Complexities mire Germany's MEG 1

A North Sea supergrid is seen as the spearhead of a pan-European network that would underpin greater co-operation to integrate renewables

MEG 1's guarantee of a grid link makes it attractive

The 400MW MEG 1 offshore wind project in the German North Sea planned by now-insolvent wind developer Windreich remains up for grabs – with investors interested but facing a complex scenario, Recharge understands.

The project is coveted by investors, who are preparing to return to German offshore wind once a reform of the country's Renewable Energies Act (EEG) is passed, bringing clarity over support to the sector.

MEG 1 is especially interesting for investors or operators, as it has a guarantee from transmission system operator TenneT to be connected to the DolWin 1 offshore grid link, which is about to be completed.

Along with finance, grid links are the major bottleneck in the German offshore wind sector.

But in practice, MEG 1 comes with some baggage.

Former Windreich boss Willy Balz late last year told Recharge that a financial close of the project was imminent – but the company instead became insolvent soon afterwards.

MEG 1 is the key asset in the insolvency process of Windreich, and its sale would increase the chances of creditors of €125m ($170m) in Windreich bonds getting at least some of their investments back.

A German newspaper earlier this month had reported that a sale of the project was imminent.

But that was denied by the insolvency administrator in the case, according to a statement from law firm GRP Rainer Rechstanwälte, which advised creditors.

Windreich in 2011 signed a deal worth €850m ($1.16bn) with Areva for the French company to supply 80 of its 5MW M5000 offshore turbines for the wind park.
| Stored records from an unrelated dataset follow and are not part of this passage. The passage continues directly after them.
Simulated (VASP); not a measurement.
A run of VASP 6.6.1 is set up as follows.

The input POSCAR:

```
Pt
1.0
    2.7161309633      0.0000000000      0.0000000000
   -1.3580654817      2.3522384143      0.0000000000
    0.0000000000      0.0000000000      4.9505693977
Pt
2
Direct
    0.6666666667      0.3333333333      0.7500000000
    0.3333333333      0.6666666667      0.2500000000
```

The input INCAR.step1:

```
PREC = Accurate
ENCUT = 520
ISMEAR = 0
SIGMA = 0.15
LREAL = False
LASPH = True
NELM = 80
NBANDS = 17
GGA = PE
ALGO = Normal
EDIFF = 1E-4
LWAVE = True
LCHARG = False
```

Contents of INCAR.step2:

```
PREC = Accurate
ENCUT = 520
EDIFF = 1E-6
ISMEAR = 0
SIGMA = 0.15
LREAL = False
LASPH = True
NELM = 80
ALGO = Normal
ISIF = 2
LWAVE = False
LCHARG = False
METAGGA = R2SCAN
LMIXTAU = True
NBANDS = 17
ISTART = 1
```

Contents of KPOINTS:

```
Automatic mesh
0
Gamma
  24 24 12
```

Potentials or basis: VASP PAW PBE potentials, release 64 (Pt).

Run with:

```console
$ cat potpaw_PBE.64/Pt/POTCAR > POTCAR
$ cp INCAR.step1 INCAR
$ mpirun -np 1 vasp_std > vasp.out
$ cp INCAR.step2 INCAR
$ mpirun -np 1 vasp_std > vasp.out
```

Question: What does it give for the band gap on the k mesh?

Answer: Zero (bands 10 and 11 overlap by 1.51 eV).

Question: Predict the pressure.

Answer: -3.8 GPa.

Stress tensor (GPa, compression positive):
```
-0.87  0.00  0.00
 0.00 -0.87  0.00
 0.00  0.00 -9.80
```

One interested investor, with enough funds to secure a financial close for the project, told Recharge that it doesn't want to buy the wind farm in development, as it prefers to use other suppliers and it would be very difficult to get out of the contract.

Officials at the local court in the southern German city of Esslingen responsible for the Windreich insolvency case couldn't immediately be reached when contacted by Recharge early Thursday.